The worldwide default for services with assigned ports is to assume that 
port number. The worldwide system for doing otherwise is SRV records.

Either one works fine, and either one assumes that both sides make the 
same assumption.

SMTP is not unique in this sense.

The only port that is difficult to change is the DNS. You need to *know* 
that for the host on which the DNS resides for the endpoints you want to 
contact before contacting them.

>> The ability to indicate the local map of service:port seems entirely
>> appropriate in an E2E sense.
>
> Actually it breaks the E2E model, by introducing the potential for a
> third party (in the form of a NAT + DNS server) that expects to be able
> to mediate between client and server.

That "third party" could be at the same endpoint as the destination; in 
that case you'd be using that endpoint's DNS to bootstrap other 
services. Moving that capability to a separate location does compromise 
E2E, but the ability to remap ports has nothing to do with it per se.

Endpoints already can (and do) assume services on ports other than their 
IANA defaults, e.g. The point is that this is an endpoint decision, 
under control of the endpoints.

Yes, it'd be nice to late-bind that without an SRV lookup. I wrote a TCP 
option about that a while back (port names), and there are other similar 
mechanisms that don't use the DNS (TCPMUX).

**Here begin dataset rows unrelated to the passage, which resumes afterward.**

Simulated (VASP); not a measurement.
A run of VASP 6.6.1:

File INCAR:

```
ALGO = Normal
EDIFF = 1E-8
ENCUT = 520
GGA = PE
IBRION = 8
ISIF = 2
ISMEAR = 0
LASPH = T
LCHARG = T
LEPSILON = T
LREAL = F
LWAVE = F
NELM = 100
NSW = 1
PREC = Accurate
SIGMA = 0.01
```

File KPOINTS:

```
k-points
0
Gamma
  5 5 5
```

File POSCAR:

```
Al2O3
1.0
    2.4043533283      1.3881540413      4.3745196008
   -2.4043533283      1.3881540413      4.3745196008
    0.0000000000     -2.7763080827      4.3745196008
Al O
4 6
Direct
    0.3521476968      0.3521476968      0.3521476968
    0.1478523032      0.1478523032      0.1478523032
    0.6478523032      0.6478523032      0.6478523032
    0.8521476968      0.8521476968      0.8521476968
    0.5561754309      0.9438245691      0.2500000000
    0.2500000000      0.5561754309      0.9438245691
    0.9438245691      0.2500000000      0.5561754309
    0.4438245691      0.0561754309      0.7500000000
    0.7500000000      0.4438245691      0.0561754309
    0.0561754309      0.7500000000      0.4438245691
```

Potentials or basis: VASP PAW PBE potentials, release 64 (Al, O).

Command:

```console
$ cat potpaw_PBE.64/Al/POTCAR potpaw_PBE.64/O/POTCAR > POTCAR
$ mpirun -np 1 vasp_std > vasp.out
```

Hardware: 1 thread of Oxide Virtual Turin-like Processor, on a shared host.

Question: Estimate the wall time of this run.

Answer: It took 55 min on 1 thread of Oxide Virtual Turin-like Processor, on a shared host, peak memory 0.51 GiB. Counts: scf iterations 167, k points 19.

>> Further, it avoids the burden of pre-allocating port numbers (a quite
>> constrained resource) for services that might never be used at a given
>> endpoint, and allows that map to be assigned dynamically and locally.
>
> Yes, it does that, and I agree that pre-allocated port numbers are
> precious. Though I think this particular mechanism causes more problems
> than it solves.

I don't disagree; I would prefer port-names (for those not familiar, the 
idea was to use the IANA service names as a TCP option in the SYN 
packet, and to demux to the service based on that name string rather 
than the incoming port).

>> Consider that the DNS distributed /etc/hosts, and basically SRVs
>> distribute /etc/services
>
> /etc/services is itself a dubious idea. When a protocol specification
> defines a constant port to be used (even if just as a default), and
> /etc/services purports to override that, that extra layer of indirection
> harms interoperability. I remember a time when the MTA for my mail
> domain dropped a significant amount of mail on the floor because
> getservbyname("smtp", "tcp") failed (it was implemented in terms of
> NIS). I immediately changed the code to replace that line with
> htons(25), and it never failed again. Since then, I never use
> getservbyname when implementing protocol engines, because it's simply
> wrong to do so.

We had this discussion recently elsewhere. You may not want that level 
of indirection when it doesn't do what you want, but others need that 
for other reasons (e.g., to push DNS through a firewall that hijacks it 
otherwise).

Any level of indirection can be abused. But so can any kind of hardwired 
configuration.

> (Disclaimer: I do use /etc/services as documentation. e.g. when I want
> to know which port a particular protocol uses, it's easier to grep
> /etc/services than it is to look up the port number in the IANA
> registry. I just don't use getservbyname whenever I can help doing so.)
>
>> Or would your arguments against SRV use also apply to the DNS? :-)
>
> In general, there's an unfortunate potential for DNS to get out of sync
> with reality. DNS as it was originally designed made more sense when all
> hosts were large boxes that required a significant portion of a room and
> dedicated air conditioning and power, and thus were mostly immobile.
> It's not such a good fit for PCs and even less applicable to mobile hosts.
>
> My preferred way to use DNS for mobile hosts is to have each host be its
> own authoritative DNS/LLMNR server, with its domains explicitly
> delegated to it by its parent zones, and replicated from there to
> secondary servers with stable IP addresses. That way, the master copy is
> always in sync with reality, DNS and LLMNR are always in sync, and the
> replica copies of the zone are always in sync with the master copy
> whenever the host has network access and the replica servers are reachable.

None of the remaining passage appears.